There are a lot of rules when it comes to real estate but there are ten that should never be broken. These are 10 real estate investor commandments.

This is real estate month so we want to cover some of the most important rules to follow if you want to become a successful real estate investor.

1. Have a Strategy

Jack of all trades and master of none applies to real estate investing too. There are lots of niches in real estate investing, house flippers, buy and hold, cash flow investors, type of property (we had a guest who invested solely in trailer parks), types of tenets (our contributor Allison likes to rent turnkey properties to grad students), certain areas of the country. If you are trying your hand at a lot of different niches, you are never going to learn enough about any of them to be an expert and optimize your investments. Choose one niche, learn everything you can about it, and stick to it.

2. Know Your Requirements

You have a relatively short list of requirements to meet when you are shopping for a home to live in compared to shopping for an investment property. When you are buying rental property you have to consider price, what the cash flow needs to be, the average appreciation for the area, the age of the home, how much work it needs, how much reserve you need to have, the vacancy rate, what the property taxes are, is there an HOA, the quality of the neighborhood, your you're going to rent to. Gah! There are a lot of factors to consider and everyone will have their own requirements but the point is, once those requirements are set, you must stick to them. Don't be tempted by a place that meets most of them or comes close to the numbers you set. You set these requirements for a reason and they're called requirements for a reason.

3. Do Your Own Research

You can use a company like Roofstock to handle the whole process of finding, buying, owning, and managing a rental property for you but you still must do your own research. Why? Because no one will ever care more about your money than you. Nearly all of the research you need to do to choose an investment property can be done online. You can do a lot of it through the tool Andrew created, Simple Wealth.

4. Be Skeptical

Do you know who got a really good deal on a house? The Lutz family. A super cheap price for a fully furnished home right on the water. What was the catch? It was where some months previous, Ronald DeFeo had murdered his entire family. The house, of course, is the house the Amityville Horror book and movies were based on. (The whole thing was a hoax but the point stands). There is no such thing as a good deal. Everyone is in real estate to make money so who is selling you such a good deal? Is it an LLC, a person, how long has that person or entity owned it, why are they selling it? Could be full of old blood stains and demonic pigs named Jody.

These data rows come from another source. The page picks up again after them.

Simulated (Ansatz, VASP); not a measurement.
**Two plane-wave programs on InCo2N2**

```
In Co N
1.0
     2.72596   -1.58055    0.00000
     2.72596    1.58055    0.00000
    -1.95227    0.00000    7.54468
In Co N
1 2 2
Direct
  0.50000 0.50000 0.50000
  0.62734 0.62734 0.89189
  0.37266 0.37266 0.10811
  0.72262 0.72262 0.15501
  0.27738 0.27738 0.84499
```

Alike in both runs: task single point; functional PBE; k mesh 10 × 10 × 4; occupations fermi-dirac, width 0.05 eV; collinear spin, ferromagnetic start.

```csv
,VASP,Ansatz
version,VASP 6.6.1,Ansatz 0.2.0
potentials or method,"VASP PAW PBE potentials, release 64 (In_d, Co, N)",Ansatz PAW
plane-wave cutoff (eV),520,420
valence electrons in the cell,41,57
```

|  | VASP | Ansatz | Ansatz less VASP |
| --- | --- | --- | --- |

5. There is Safety in Cash Flow

The cash flow of a property is the total income (rent) generated from the property minus the total expenses of the property including taxes, repairs, the cost of the property management company, etc. If your property rents for $1,200 per month and your expenses are $1,100 per month, the cash flow is $100 per month. How much cash flow you need depends on lots of factors but having a positive cash flow is a commandment for a low-risk investment. Well, duh! But sometimes commandments are obvious. Buying a home with good cash flow is the one of the lowest risk investments you can make in real estate. Some investors operate differently. They buy speculative properties without regard to negative cash flow. These are generally people who can afford to buy inexpensive housing markets like San Francisco and New York City. Appreciation is a legitimate strategy but it's a lot more dangerous than a cash flow strategy. Maybe this type of investor had planned to sell the property in three years but it took six for it to appreciate to a point where they made a profit. A risky strategy and not everyone could absorb that extra three years.

6. Negotiate Everything

Of course you will negotiate on price but people tend to dig in on that or are insulted when you make an offer they feel is beneath them. People are emotional about homes. They are less emotional about things like septic tanks that need to be cleaned out, windows that need to be replaced, or HVAC systems that need to be upgraded. Know when to walk away. The other side has something invested in this too and they won't want to start the whole process over with someone new. You have more room to negotiate in these areas and doing so may save you more money, not to mention time and aggravation, than if you had been successful in negotiating the price down.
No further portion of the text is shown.